• Standard equipment; plenty of space; sweet-revving engine; ride quality around town; cabin comfort; fit and finish
  • Dated interior elements and ergonomic failings; steering inconsistency; ride on country roads; handling isn\'t sharp

OUR RATING
7 / 10



Honda Accord Review
Honda Accord Review
Honda Accord Review

An all-new Honda Accord may be headed our way in mid 2013, but the outgoing Japanese full-size sedan remains a hugely capable contender in the segment dominated by Australia’s locally made Toyota Camry.

Since its launch in 2008, the eighth-generation Honda Accord has been updated twice (in 2010 and 2011), and in May 2012 copped a price cut that saw the entry-level VTi variant slashed to $28,190 – making it the most affordable ‘large car’ on the market and, somewhat paradoxically, $2150 cheaper its mid-sized sibling, the Honda Accord Euro.

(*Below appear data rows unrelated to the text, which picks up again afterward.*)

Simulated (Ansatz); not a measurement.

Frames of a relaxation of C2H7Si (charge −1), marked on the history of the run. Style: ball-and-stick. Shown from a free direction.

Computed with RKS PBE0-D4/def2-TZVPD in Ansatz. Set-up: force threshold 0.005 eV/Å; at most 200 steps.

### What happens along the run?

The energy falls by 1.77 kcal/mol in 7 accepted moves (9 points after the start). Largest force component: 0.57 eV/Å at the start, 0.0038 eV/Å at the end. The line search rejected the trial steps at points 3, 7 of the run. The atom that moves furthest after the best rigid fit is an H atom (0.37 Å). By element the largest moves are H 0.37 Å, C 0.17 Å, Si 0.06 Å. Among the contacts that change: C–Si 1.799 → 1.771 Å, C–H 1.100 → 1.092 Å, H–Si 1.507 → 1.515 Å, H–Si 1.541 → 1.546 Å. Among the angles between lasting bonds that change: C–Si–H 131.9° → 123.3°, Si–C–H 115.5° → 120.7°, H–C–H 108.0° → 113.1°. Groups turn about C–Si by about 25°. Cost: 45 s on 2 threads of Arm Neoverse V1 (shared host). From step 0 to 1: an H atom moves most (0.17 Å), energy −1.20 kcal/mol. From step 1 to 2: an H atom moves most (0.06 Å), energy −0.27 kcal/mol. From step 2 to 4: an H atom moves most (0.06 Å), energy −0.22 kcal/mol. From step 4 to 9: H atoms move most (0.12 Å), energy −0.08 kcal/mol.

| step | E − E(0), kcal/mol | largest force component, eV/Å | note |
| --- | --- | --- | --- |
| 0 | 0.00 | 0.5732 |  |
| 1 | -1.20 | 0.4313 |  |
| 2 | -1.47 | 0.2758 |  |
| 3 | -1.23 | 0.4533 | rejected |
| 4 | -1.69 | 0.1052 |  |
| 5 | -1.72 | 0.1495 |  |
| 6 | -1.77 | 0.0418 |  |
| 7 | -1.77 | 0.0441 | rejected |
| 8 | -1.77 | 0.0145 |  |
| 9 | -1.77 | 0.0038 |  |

The base model is joined in the three-pronged 2013 Honda Accord line-up by the mid-range $37,190 VTi-LN (tested here) and the more powerful $47,290 V6L.

Among the most impressive elements of the Honda Accord VTi-LN is its comprehensive equipment list, which compares closely with the spec of the $36,990 Hyundai i40 Elite and $39,990 Toyota Camry Atara SL.

Standard features include 17-inch alloys (with full-size alloy spare), auto headlights and wipers, foglights, sunroof, dual-zone climate control, cruise control, eight-way power driver’s seat with lumbar adjust, heated front seats, leather upholstery, reversing sensors, rear-view camera, satellite navigation, and a 270-watt audio system with subwoofer, six-disc CD stacker, AUX and USB ports, and Bluetooth phone connectivity (but no audio streaming).

Honda Accord Review
Honda Accord Review
Honda Accord Review
Honda Accord Review

Six airbags (dual front, side and curtains) and electronic stability control headline a basic but sound safety package.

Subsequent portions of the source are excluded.